# Favourite British Symphony - FINAL



## maestro267 (Jul 25, 2009)

OK, this is it. We now have our final ten symphonies. I'll wait until we have a winner to publish the Round 1 scoreboard, so as not to influence the voting in this poll.

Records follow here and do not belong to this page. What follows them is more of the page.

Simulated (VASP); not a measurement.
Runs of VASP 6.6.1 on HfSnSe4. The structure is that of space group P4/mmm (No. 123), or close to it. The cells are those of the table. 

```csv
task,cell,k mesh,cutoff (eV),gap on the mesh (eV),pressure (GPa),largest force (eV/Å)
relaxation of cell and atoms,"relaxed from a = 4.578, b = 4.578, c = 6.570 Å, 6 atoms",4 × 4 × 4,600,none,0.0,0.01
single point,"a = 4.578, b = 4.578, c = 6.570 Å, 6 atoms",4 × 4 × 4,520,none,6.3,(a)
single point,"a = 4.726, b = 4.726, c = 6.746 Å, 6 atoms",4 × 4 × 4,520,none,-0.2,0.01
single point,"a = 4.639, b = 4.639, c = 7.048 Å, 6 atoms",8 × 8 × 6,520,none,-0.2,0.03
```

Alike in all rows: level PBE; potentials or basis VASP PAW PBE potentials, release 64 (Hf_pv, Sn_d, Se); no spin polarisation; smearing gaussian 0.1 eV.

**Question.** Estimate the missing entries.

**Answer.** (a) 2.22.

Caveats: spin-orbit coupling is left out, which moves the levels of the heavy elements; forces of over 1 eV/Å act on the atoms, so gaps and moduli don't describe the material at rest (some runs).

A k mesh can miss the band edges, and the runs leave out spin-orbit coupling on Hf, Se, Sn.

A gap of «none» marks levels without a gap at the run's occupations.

The poll will close next Monday (14th December). If there's a tie at the top, we'll go to a final tie-breaker to determine the winner.


----------



## Jules141 (Nov 20, 2009)

Elgar's 1st FTW!!!


----------



## World Violist (May 31, 2007)

RVW 5. It's the only one I actually know on the given list, but it's certainly one of my favorite British symphonies.


----------



## Sid James (Feb 7, 2009)

I know most of the works listed but for it's sheer modernity, I like the Walton the most...


----------



## Conor71 (Feb 19, 2009)

Another for Vaughan Williams 5 .


----------



## Art Rock (Nov 28, 2009)

I have all 10 in my collection, but VW5 really stands out for me.


----------



## maestro267 (Jul 25, 2009)

I voted for VW's London Symphony. I was sitting on the fence between that and VW5 and, lovely as the Fifth is, I prefer the Second, so I voted for that.


----------



## alfine (Dec 10, 2009)

Close tie between Elgar 1 (my choice) and RVW 5 - although I prefer RVW 6


----------



## Weston (Jul 11, 2008)

No fair having RVW competing with himself, but that's the way of all such contests including art exhibits. I went with the RVW 5 even though I find the London a bit more accessible / enjoyable. RVW 5 is an awesome piece. 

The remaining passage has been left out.